Romania’s pro-Western President Klaus Iohannis appears to have won in a runoff as expected, with exit polls showing him easily beating Viorica Dancila, a leftist candidate who was prime minister until a month ago.
An exit poll conducted by the IRES pollster showed Iohannis garnered 66.5 percent followed by Dancila with 33.5 percent. Another pollster, CURS-Avangarde showed Iohannis winning with 64 percent.
According to the Central Election Commission, turnout on November 24 was around 50 percent of Romania's 18.2 million eligible voters.
A second term for Iohannis could help restore Romania's pro-European trajectory after years of leftist rule marked by rampant corruption and what many Romanians saw as an assault on the judiciary.
"The winner today is modern Romania, European Romania, the normal Romania," Iohannis said after polls closed. "I receive this victory with joy, thankfulness, modesty and with faith in Romania."
Iohannis, a former physics teacher and mayor of the central Romanian city of Sibiu, had urged Romanians to go to the polls in large numbers. "Dear Romanians, it's your chance to be champions today, use the vote stamp; you can all be champions," Iohannis said after casting his ballot in Bucharest.
Dancila, the leader of the Social Democratic Party (PSD) that many consider the direct heir to the communist nomenklatura, told the media that she had voted "for a Romania that goes forward, not backwards."
A record number of Romanians -- almost 700,000 -- have so far voted abroad. Voting for expats, which started on November 22, is taking place over three days, with the option of a postal vote also available.
An extended voting time was introduced for the presidential poll after thousands of Romanians queued for hours outside polling stations abroad during elections for the European Parliament in May.
Critics have said that the former PSD-led government had intentionally made the voting process more complicated for the more than 4-million-strong Romanian diaspora that has traditionally backed center-right candidates.
Iohannis and Dancila held competing, simultaneous press conferences this week after the front-running incumbent declined an invitation to a debate.
Iohannis's candidacy was backed by the ruling center-right National Liberal Party (PNL) that he once headed and which now leads the newly installed minority government of Prime Minister Ludovic Orban.

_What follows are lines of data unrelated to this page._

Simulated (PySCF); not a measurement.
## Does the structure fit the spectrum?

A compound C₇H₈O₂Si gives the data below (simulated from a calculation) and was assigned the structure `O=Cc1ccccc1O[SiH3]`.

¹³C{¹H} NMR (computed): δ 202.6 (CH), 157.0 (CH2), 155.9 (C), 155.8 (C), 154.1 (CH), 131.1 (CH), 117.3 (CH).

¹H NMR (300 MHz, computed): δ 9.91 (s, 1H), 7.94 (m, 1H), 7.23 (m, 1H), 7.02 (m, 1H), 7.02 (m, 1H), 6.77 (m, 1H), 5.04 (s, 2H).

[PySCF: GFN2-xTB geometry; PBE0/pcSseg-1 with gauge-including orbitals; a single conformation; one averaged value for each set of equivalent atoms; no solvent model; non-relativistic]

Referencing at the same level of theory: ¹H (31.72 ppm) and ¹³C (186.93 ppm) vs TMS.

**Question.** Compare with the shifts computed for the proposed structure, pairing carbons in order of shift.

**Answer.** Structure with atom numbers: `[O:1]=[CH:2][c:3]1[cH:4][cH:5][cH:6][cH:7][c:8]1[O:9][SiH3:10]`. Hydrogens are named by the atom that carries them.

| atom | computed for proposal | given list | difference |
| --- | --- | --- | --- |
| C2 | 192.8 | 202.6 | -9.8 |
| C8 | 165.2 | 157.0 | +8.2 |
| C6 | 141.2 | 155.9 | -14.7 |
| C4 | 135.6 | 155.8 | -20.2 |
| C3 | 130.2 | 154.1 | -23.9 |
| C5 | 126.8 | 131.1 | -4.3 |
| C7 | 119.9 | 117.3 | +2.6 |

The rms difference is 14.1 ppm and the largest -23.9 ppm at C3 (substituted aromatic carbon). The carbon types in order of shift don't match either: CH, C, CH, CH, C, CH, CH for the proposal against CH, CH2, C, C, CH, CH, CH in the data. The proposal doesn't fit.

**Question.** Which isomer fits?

Collapse Of PSD-Led Government
Iohannis, who is an ethnic German, has been seen by many as the bulwark of resistance against the assault that the PSD-led coalition waged on the independence of the judiciary from early 2017 until last month, when Dancila's cabinet was finally toppled in a no-confidence vote in parliament.
The eventual collapse of the PSD-led government was also hastened by waves of mass demonstrations against its attacks on the rule of law, the last of which was violently repressed by riot police in August last year.
Iohannis, who famously joined the first anti-PSD protest sporting a red parka in January 2017, has said he wants to put an end to corruption -- Romania's endemic problem since the fall of communism three decades ago.
The developments and the wave of Romanian discontent alarmed officials in Brussels, where stalemates in Bucharest had already delayed some appointments including that of a top EU prosecutor.
The third-place candidate in the first round, center-right leader Dan Barna, had urged his supporters to back Iohannis this time around.
Romania and its roughly 19 million citizens continue to suffer economically despite gains since the former Eastern Bloc state joined the European Union in 2007.
In a report last month, the European Commission slammed Bucharest for backsliding on judicial reforms and fighting corruption.
Florin Citu, who took over as finance minister after a new government was sworn in on November 4, has accused Dancila's government of running parallel budgets "Al Capone"-style to finance what he described as "local barons."
The incumbent got nearly 38 percent of first-round votes versus Dancila's 22 percent in the first round on November 10.
The presidential race, which takes place at a highly symbolic moment for Romanians who are preparing to mark 30 years since they toppled the most repressive communist regime in the Eastern Bloc in a bloody revolt, should also hold clues to Romania's local and parliamentary elections scheduled for the spring and autumn of 2020.